Microsoft just announced a proposal to acquire all outstanding shares of Yahoo! Microsoft's proposal to Yahoo's board of directors represents $31 per share (a 62% premium over yesterday's closing price) or about $44.6 Billion.


Steve Ballmer, CEO and big fan of developers, says, "We have great respect for Yahoo!, and together we can offer an increasingly exciting set of solutions for consumers, publishers and advertisers while becoming better positioned to compete in the online services market." Apparently, the deal was laid out in a letter sent by Ballmer to Yahoo's board just yesterday. Seriously. The letter confirms that the two giants have been discussing the topic since late 2006. It also appears to be a direct response to the Google threat as outlined in the following paragraph:

"Today, the market is increasingly dominated by one player who is consolidating its dominance through acquisition. Together, Microsoft and Yahoo! can offer a credible alternative for consumers, advertisers, and publishers."

The deal, of course, rests with the two coming to a "merger agreement" and Microsoft (and Yahoo to a limited degree) having the time to conduct the required due diligence. Microsoft is ready to begin immediate discussions and have a draft merger agreement ready for consideration. So Yahoo, ball's in your court. The world is wondering... what will you do?
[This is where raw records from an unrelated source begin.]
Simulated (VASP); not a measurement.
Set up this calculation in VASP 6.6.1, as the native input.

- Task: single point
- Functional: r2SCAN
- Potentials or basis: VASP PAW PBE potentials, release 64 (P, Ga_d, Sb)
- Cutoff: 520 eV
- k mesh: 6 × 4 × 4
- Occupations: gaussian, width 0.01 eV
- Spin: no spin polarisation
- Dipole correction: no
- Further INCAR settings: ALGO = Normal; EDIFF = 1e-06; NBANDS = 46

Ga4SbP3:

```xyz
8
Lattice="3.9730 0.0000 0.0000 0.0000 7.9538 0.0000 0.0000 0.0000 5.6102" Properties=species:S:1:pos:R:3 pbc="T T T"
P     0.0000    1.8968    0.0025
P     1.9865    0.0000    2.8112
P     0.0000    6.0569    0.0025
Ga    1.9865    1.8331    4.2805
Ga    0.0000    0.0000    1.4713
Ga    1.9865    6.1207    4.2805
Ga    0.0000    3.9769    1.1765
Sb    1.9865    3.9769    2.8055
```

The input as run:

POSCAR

Yahoo! Board of Directors and management team unanimously concluded that the proposal is not in the best interests of Yahoo! and its stockholders
After careful evaluation, the Board believes that Microsoft’s proposal substantially undervalues Yahoo! including our global brand, large worldwide audience, significant recent investments in advertising platforms and future growth prospects, free cash flow and earnings potential, as well as our substantial unconsolidated investments. The Board of Directors is continually evaluating all of its strategic options in the context of the rapidly evolving industry environment and we remain committed to pursuing initiatives that maximize value for all stockholders.
But Microsoft responded and seems persistent on the deal.
We are offering shareholders superior value and the opportunity to participate in the upside of the combined company. The combination also offers an increasingly exciting set of solutions for consumers, publishers and advertisers while becoming better positioned to compete in the online services market. A Microsoft-Yahoo! combination will create a more effective company that would provide greater value and service to our customers. Furthermore, the combination will create a more competitive marketplace by establishing a compelling number two competitor for Internet search and online advertising. The Yahoo! response does not change our belief in the strategic and financial merits of our proposal.
Google seems very concerned about the future of the Internet
Microsoft plus Yahoo! equals an overwhelming share of instant messaging and web email accounts. And between them, the two companies operate the two most heavily trafficked portals on the Internet. Could a combination of the two take advantage of a PC software monopoly to unfairly limit the ability of consumers to freely access competitors’ email, IM, and web-based services? Policymakers around the world need to ask these questions — and consumers deserve satisfying answers.
It seems Yahoo! is seeking to restart merger talks with AOL as a means of defending itself against the $45 billion hostile bid approach from Microsoft.

My personal perspective is, that we don't need such big market giant (Microsoft + Yahoo), because it won't brings us nothing good! That's for sure!